To date, especially during this time of crisis and uncertainty, is to make a declaration of hope, a declaration that you deserve to love and be loved, and that planning for the future is a worthy use of your time and energy.

While dating is immensely challenging, it can also be thrilling. It is a chance to meet someone new, rediscover your passions, and reconnect with yourself. Here are some practices that can help you feel calm and open on a first date.

Before the Date

Before you head out on a first date, take some time (even a few minutes) to ground yourself. Try to avoid rushing from work or another commitment into your date. Your goal is to bring yourself to be neutral (calm, energized, open), so you ensure that the reactions you have to the date reflect what’s actually happening rather than your stress or exhaustion.

Engage in an activity that helps you feel centered and content. Do a workout, cook or eat healthy food, practice a hobby, listen to some music, or talk with friends or family members who make you feel happy. You can also take some time to fill out the phrases below before you go on your date. Tuning into yourself is a powerful experience!

  • On a first date, I hate it when I feel…
  • On a first date, I hope to feel…
  • On a first date, I worry most about…
  • On a first date, I would enjoy myself more if…
  • On a first date, I want to remember that…

During the Date

Consider the mindset you bring to meeting a potential partner for the very first time. Some people bring a highly critical mindset to a first date, hyper-focusing on how their date looks, what they say and whether they check all of the boxes.

Other people bring a highly self-critical mindset to a first date, focusing on questions like How do I look right now? Am I making them laugh enough? Am I saying the right things? What kind of vibe should I give off? Do I check all their boxes?

How do I measure up to other people they’ve gone out with? Certainly, dating is a process of discernment, but putting your date (or yourself) under a microscope compromises your ability to be present simply.

Rather than viewing a first date as an interview, a test, or a performance, see what happens when you view a first date as an experience, one founded upon a shared desire to understand one another. What might happen if your one main goal going into this experience was to see if there was enough interest for a second date?

Rather than worrying about whether you check off their boxes, what might it like to anchor in on the idea that your only job is to show up and connect. Nothing to analyze. Nothing to solve.

Given the high-stress nature of dating, critical thoughts are wholly understandable. However, these thoughts are distracting and disorienting, taking you out of feeling present to the experience. During the date, notice when that internal critique begins—analyzing their words and gestures and/or hyper-focusing on your own words and gestures.

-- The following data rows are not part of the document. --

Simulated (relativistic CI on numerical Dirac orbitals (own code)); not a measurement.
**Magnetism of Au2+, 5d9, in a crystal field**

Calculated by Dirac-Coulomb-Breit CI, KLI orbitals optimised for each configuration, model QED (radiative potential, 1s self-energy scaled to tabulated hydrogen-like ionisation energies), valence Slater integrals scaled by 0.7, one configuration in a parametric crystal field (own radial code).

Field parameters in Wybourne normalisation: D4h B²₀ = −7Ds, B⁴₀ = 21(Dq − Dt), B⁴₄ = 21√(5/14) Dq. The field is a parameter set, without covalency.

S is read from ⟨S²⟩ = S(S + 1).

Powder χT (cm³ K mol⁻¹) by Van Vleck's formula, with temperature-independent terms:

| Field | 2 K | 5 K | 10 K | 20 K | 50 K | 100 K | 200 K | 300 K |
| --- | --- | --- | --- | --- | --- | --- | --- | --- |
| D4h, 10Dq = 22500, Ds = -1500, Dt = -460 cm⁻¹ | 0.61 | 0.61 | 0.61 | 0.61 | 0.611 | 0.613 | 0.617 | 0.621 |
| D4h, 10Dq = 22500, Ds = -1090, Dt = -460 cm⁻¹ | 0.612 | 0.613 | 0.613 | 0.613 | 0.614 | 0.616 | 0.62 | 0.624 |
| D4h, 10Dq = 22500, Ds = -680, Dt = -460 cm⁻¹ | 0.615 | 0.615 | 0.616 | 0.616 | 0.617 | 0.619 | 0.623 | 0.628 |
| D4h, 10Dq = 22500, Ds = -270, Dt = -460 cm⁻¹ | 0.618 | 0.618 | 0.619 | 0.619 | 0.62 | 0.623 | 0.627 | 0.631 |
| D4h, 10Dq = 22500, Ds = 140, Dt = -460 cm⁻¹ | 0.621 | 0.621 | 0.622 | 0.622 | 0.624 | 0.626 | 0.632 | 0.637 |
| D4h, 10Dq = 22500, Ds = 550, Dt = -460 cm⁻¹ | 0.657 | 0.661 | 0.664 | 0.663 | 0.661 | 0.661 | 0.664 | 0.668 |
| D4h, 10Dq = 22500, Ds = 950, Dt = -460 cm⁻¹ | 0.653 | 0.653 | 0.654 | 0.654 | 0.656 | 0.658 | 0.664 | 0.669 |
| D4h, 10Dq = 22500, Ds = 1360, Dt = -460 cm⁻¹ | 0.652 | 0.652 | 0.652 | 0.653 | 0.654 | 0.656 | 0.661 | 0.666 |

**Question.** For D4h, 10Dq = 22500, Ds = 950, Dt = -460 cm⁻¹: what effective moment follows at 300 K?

Return your attention to the present moment—the tea you are sipping, the food you are eating, the music playing in the background. Feel your feet on the ground. Take some deep breaths. You might even excuse yourself and make your way to the restroom. Stretch your arms way up, shake them out, open your jaw really wide, run cool water on your hands and wrists. Come back into your body.

After the Date

When you get home from your first date, consider practicing a solo savor. Before you process the experience with a roommate, best friend, or relative, let the experience settle a bit. Why? Because what’s most important is how you feel about the date. Your friends and family are likely wonderful sounding boards, but they will filter the date data through the lens of their preferences, sensitivities, and beliefs. Process on your own a bit first to get clear about what you want as a next step.

To help people make sense of first date data, I have developed this table, which is a helpful way to clarify and integrate the experience of a first date. The table identifies seven categories and asks you to share two pieces of data: your observation and the story you told yourself about that observation.

For example, your observation may be that your date’s words were kind and encouraging. The story you tell yourself about this observation might be that this person cares about supporting you because you appreciate that type of communication.

When you add your observations to this table, you slow your process down and give yourself a change to sift through a range of reactions. By teasing apart the observation and the story you tell yourself about the observation, you have a chance to bring some intentionality and consciousness to the process of making sense of your reactions.

You get to decide which reactions are worthy of your attention and which ones are not central to your understanding of yourself, this person, and what you want as a next step.

Although the prospect of a first date may forever elevate your heart rate and bring a bit of perspiration to your brow, you can develop a set of practices to use before, during, and after a first date that will help you feel less anxious and more curious.

These practices will help you expand your relational self-awareness, the ongoing practice of better understanding yourself in relation to your intimate partnerships, culture, family, and life experiences, and they will help you feel clear enough to make the big decision: whether or not to go on date number two.